Friday, January 30, 2009

Silly +Billy Williamson Appologises


Again, on the excellent Rorate Caeli +Williamson's letter of appology. I bet the BBC won't report this, nor his silencing. I would be happier if he had also appologised for what he had said, such a silly and dangerous man!


To His Eminence Cardinal Castrillón Hoyos



Your Eminence,



Amidst this tremendous media storm stirred up by imprudent remarks of mine on Swedish television, I beg of you to accept, only as is properly respectful, my sincere regrets for having caused to yourself and to the Holy Father so much unnecessary distress and problems.

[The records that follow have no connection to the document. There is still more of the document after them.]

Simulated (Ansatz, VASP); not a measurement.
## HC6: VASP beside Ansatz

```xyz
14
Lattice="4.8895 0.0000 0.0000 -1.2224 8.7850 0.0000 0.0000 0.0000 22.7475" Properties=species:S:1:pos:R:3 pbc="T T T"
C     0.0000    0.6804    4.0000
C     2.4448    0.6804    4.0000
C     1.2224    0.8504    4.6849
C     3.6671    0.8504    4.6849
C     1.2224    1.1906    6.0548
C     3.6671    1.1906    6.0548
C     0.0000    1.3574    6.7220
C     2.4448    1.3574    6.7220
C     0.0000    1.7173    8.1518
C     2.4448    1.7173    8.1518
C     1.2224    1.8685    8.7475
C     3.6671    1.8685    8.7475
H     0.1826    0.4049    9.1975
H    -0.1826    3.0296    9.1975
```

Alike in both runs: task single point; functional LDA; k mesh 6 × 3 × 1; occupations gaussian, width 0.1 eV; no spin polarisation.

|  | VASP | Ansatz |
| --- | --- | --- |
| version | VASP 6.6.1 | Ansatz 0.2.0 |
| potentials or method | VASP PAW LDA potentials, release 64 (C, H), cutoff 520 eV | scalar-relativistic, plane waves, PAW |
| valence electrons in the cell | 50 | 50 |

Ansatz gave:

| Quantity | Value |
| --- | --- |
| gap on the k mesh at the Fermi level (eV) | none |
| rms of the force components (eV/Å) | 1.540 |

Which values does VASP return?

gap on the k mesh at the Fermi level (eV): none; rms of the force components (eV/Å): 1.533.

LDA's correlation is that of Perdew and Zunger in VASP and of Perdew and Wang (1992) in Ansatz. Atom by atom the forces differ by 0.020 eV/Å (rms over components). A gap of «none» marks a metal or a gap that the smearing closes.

For me, all that matters is the Truth Incarnate, and the interests of His one true Church, through which alone we can save our souls and give eternal glory, in our little way, to Almighty God. So I have only one comment, from the prophet Jonas, I, 12:
"Take me up and throw me into the sea; then the sea will quiet down for you; for I know it is because of me that this great tempest has come upon you."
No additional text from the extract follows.